Drone Filming Chile’s Urban Bike Race Takes Some Fancy Radio Gear

Drones have revolutionized the world of videography in perhaps the biggest way since the advent of digital hardware. They’re used to get shots that are impractical or entirely impossible to get by any other means. The [Dutch Drone Gods] specialize in such work. When it came to filming an urban mountain bike race in a dense Chilean city, they had to bust out some serious tricks.

The FPV video feed was grainy, but good enough to keep the pilot on track. The drone carried a separate second camera for capturing high-quality footage of the run.

Typically, running a drone chase cam behind a biker would require some good first-person flying skills and a quick drone. However, for the Red Bull Valparaiso Cerro Abajo urban downhill event, this alone would not be enough. The tight course winds down staircases between thick concrete walls and even through houses, presenting huge challenges to maintaining signal integrity. Without a clear video signal, the pilot can’t fly the drone without crashing.

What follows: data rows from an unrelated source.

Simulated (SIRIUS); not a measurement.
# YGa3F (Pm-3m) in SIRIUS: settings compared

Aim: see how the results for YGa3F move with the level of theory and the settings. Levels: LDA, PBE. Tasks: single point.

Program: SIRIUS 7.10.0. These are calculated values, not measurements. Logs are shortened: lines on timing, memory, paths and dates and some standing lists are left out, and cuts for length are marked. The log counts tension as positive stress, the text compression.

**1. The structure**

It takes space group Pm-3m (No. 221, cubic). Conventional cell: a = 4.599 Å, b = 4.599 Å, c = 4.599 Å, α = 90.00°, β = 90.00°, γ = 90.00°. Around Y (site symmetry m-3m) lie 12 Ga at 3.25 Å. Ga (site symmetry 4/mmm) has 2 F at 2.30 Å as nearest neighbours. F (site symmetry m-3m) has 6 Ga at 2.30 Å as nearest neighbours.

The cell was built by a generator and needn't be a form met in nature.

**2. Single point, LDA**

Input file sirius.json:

To make this all possible, the team used a variety of techniques to help combat the uncooperative radio environment. Directional antennas were used to target different sections of the course. Additionally, a second drone was flown high above the course carrying a radio repeater, helping provide a better line-of-sight contact to the camera drone following the riders when the buildings would otherwise block the signal to the pilot.

Even with all this work, the signal was still scratchy and would cut out at some points. However, with a bit of blind faith when cutting through the worst areas, the [Dutch Drone Gods] and the [Red Bull] team were able to put together an amazing FPV drone shot shadowing [Tomas Slavik] on his run down the extremely difficult urban course.

Details on the precise hardware are scarce. However, it’s something that any experienced drone builder could probably whip up without too much trouble. The idea of using a drone-based repeater is particularly exciting, and something we’re sure could help out many pilots who find themselves operating in difficult urban environments.

We’ve seen plenty of great FPV stories over the years, from early experiments in the 1980s to fun DIY cockpit builds of today. Video after the break.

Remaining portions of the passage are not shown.